Rock On!

Blood. Guts. Gore. Evil Space Bugs. Awesome Space Ships. Killer Special Effects. Topless Babes.

This is the perfect movie.

OK, before I get into how truly mind-blowing this flick was, I need to make a Parental Disclaimer.

Parents. This movie, Starship Troopers, is rated R. It is rated R for a reason. The reason is: this movie will turn your happy three-year-old into a pile of screaming fear. We're talking nightmare central. For God's sake, don't bring your kids

I know many of you may be swayed by all the talk of how this is the next Star Wars or whatever. Don't be fooled. Star Wars was rated PG. This baby is R from me to you and then some.

See, I have no regard for parents who don't listen to these warnings -- and there have been many of them. When I saw this work of special effects art, there was a two-year-old one row behind me. It may well have been the same kid who sat behind me during Spawn, another great kids flick. What are you thinking?

Folks, if you bring a tot to this gore-fest and he turns into a serial killer fifteen years down the road, you have only yourself to blame.

OK, now back to the show.

Wow.

Since I am of age, this movie rocked its buttocks! Leave it to Paul Verhoeven (maker of such gentle fare as Total Recall, Robocop and Showgirls) to take a violent book and make it even more violent. See, in the book, the evil bugs have guns. They can shoot you. In the movie, they can only slice the living bejeesus out of you.

Oooo! Ooo! Here come the bugs! Doh! That guy's decapitated. Doh! That guy's holding his innards in his hands. Doh! They've just burrowed into that dude's skull! Yow! They tore that chick's limbs off! Boy, that cement floor wasn't red when this scene started!

Get the picture?

The great thing about this movie is: it's OK to totally hate the enemy! Really. They're evil. They hate us for no reason. They are trying to kill our species for no reason. And they're a bunch of bugs! Heck, I step on bugs every day!

The other great thing about this movie: co-ed showers! This is a great scene, and this idea needs to catch on. I'm totally serious.

What's this movie about? Who knows, who cares. Bugs = Bad. Humans = Good. Galaxy's not big enough for the both of us.

There, you can write it.

This movie is about as far away from a chick film as you can get. The only bit that takes away from it being the ultimate guy film is that, while there are a number of hot topless women in the movie, there are also an equal (if not larger) number of hot topless men. Yeah. Like I need to see how out of shape I really am in comparison to guys that women actually want.

If that Casper kid were any prettier, I'd have him shot.

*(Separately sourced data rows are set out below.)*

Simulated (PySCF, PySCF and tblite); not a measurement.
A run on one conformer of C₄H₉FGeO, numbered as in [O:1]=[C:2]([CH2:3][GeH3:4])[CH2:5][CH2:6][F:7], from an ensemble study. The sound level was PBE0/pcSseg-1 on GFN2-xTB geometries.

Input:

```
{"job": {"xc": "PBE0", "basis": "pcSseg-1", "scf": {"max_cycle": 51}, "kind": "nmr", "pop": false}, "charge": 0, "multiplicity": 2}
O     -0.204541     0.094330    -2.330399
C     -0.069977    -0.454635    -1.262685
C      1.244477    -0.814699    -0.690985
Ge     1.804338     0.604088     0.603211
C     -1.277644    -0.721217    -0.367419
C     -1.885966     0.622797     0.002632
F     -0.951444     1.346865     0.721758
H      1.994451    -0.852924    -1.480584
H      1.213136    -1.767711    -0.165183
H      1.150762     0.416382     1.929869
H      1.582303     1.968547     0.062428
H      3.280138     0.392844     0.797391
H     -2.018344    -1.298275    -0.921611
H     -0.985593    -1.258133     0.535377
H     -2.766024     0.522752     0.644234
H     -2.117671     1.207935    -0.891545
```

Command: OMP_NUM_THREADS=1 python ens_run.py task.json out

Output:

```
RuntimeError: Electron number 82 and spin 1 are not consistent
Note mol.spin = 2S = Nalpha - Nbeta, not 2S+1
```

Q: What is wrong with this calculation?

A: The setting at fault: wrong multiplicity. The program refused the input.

Should you see this movie? Well, it's not so much a movie as it is a thrill ride with popcorn. There are scares, there are creeps, there is, and I can't stress this enough, blood.

But I liked it.

Starship Troopers gets 4 Babylons. However, if you are under, say, 13 or 14, it gets 0. Kids, trust me, the toys may be fun to play with, but I doubt the action figures drill into each other's skulls.

Then again, that'd be quite the marketing ploy, wouldn't it?


Editor's Note:

I'm never going to sleep again. They're out there. I know they are. And they're out to get me. They're angry at me because I stepped on a cockroach four years ago in a moment of panic.

Please help me.


Starship Troopers
Rated: R
Directed by: Paul Verhoeven
Starring: Casper Van Dien, Dina Mier, blah-blah-blah. Come on, like you've ever heard of any of these people before. I mean honestly.